A public key is the non-secret counterpart to a private key. It is derived from the private key via a one-way function β specifically, point multiplication on an elliptic curve β and it can be freely shared without compromising the private key it came from. The public key has two practical uses in crypto. First, it can verify signatures: anyone with the public key can check whether a signature was produced by the corresponding private key, without learning the private key itself. Second, it can be hashed to produce a crypto address, which is what you actually share with people who want to send you funds.
The asymmetry is the whole point. Given the private key, producing the public key is a quick computation. Given the public key, recovering the private key would require solving the elliptic curve discrete logarithm problem, which is computationally infeasible with current hardware (and would stay infeasible even against much faster hardware short of cryptographically relevant quantum computers). This one-way relationship is what lets you publish the public key β or use it to derive an address you share widely β without giving away any ability to spend from it.
Bitcoin vs Ethereum Addressing
Bitcoin and Ethereum both use elliptic curve cryptography on the secp256k1 curve, so the underlying math is the same. They differ in how they turn public keys into addresses.
Bitcoin hashes the public key (first with SHA-256, then with RIPEMD-160) to produce a 160-bit hash, prepends a version byte, appends a checksum, and encodes the result in Base58 to produce the familiar 1..., 3..., or bc1... addresses. The reason for the extra hashing step is partly to shorten the representation (a full public key is 33 or 65 bytes; a hash is 20 bytes) and partly to add a layer of protection against a theoretical quantum attack on elliptic curve cryptography β the public key is not exposed until you spend from the address for the first time, which limits the window for quantum attack.

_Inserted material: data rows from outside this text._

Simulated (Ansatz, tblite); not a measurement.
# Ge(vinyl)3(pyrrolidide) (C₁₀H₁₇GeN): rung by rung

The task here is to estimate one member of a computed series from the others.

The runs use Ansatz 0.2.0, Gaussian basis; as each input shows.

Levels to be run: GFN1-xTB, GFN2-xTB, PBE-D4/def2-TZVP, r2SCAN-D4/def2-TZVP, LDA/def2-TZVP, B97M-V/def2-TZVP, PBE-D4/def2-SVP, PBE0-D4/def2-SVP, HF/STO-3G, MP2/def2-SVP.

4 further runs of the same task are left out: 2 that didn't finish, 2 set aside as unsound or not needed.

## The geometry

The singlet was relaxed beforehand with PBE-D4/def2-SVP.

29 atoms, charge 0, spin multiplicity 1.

Ethereum takes the public key, runs it through Keccak-256, and uses the last 20 bytes as the address, displayed in hex with a 0x prefix. There is no Base58, no checksum in the original format, and no extra hiding step β the Ethereum address is just a truncated hash of the public key. The more recent EIP-55 introduced a checksum by using mixed case in the hex representation (e.g., 0xAbC123... instead of 0xabc123...), which lets wallets detect typos without changing the underlying address.
Signature Recovery
One of the quirks of Ethereum’s signature format is that it is recoverable β given a signature and the message it signed, you can derive the public key that produced the signature without needing it as a separate input. This is why Ethereum transactions do not include the sender’s public key explicitly; the network recovers it from the signature and computes the address to verify authorization. Bitcoin’s signatures are also recoverable in principle but the protocol typically requires the sender to include the public key explicitly alongside the signature.
Signature recovery is a useful trick for saving space and simplifying contract interactions β many Ethereum protocols use it to implement meta-transactions, permit signatures, and other off-chain signing workflows. It also means that the first time you send a transaction from a Bitcoin address, your public key becomes visible on-chain permanently; if you want to preserve the quantum-resistance property that comes from hiding the public key behind a hash, you should avoid reusing addresses after spending from them.
Why You Rarely See the Raw Key
For day-to-day wallet use, you almost never interact with the public key directly. You see the address (which is a hash of the public key) and the private key (either as a raw hex value or, more commonly, as a derivation from a seed phrase). The public key is something the wallet software computes internally when it needs to verify signatures or display the address, and it does not usually show up in the UI at all.
The main places where “public key” appears in ordinary usage are Bitcoin pubkey-script addresses (the raw P2PK form, which is mostly historical), BIP32 extended public keys (xpubs, which are used to generate watch-only wallets without giving up spending ability), and various protocol-level messages where signature verification is happening. For everyone else, “public key” is an internal concept and “address” is the thing you share, even though the two are closely related.